Can I use a compact fluorescent light bulb with an electronic timer ?

Be sure to check the lamp package, which will indicate if the lamp is not intended for use with electronic timers or photocells. Some electronic timers and photocells contain parts that are incompatible with compact fluorescent light bulbs; using these bulbs in incompatible products will result in a shorter light bulb life. To find out if an electronic timer or photocell is compatible with compact fluorescent bulbs, check with the manufacturer of the timer or photocell.

 

Can I use a compact fluorescent light bulb in an enclosed light fixture?

Compact fluorescent light bulbs may generally be used in enclosed fixtures as long as the enclosed fixture is not recessed. Totally enclosed recessed fixtures (for example, a ceiling can light with a cover over the bulb) create temperatures that are too high to allow the use of a compact fluorescent bulb.
Many CFLs can be used outdoors in an enclosed fixture. Check the lamp or package to make sure it is approved for outdoor use, and verify the lowest operating temperature for the area where the product is being used. If the lamp or package does not state it can be used outdoors, then it is not approved for outdoor use, even in an enclosed fixture.

 

Can I use a compact fluorescent light bulb with a dimmer switch?
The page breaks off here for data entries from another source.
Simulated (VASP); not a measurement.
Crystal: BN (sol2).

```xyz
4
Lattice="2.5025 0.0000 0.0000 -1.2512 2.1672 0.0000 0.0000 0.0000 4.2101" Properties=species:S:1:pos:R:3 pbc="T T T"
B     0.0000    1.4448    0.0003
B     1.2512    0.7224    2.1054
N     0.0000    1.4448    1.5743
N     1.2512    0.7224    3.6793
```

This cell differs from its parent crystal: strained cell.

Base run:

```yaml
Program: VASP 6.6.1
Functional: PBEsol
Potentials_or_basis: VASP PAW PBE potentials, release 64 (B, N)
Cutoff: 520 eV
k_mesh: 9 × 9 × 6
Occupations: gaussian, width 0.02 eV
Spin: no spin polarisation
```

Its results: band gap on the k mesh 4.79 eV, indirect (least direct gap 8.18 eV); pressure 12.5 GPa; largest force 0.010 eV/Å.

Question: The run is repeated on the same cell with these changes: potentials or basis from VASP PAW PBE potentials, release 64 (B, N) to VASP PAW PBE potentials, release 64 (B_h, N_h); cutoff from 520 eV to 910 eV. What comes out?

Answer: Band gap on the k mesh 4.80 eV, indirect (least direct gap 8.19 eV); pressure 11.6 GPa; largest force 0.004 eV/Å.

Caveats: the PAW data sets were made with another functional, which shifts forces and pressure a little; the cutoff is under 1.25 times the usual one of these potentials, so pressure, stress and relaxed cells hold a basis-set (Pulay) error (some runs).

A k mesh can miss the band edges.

To use a compact fluorescent bulb on a dimmer switch, you must buy a bulb that's specifically made to work with dimmers (check the package).
We don't recommend using regular compact fluorescent bulbs with dimming switches, since this can shorten bulb life. (Using a regular compact fluorescent bulb with a dimmer will also nullify the bulb's warranty.)

 

Can I use a CFL in applications where I will be turning the lights on/off frequently?

Compact fluorescent light bulbs work best if they are left on for over 15 minutes each time they are turned on. These types of lamps can take up to 3 minutes to warm-up. Warm-up will probably not be noticeable from a user stand point, but the lamp needs to warm-up in order to reach the point of most efficient operation. Frequently switching them on and off will shorten the life of the product. If the life of the lamp is shortened significantly, you will not reap the financial benefits (includes energy & life of lamp), that are common to CFL lamps.

 

Can I use a CFL in applications involving vibration such as a ceiling fan or garage door opener?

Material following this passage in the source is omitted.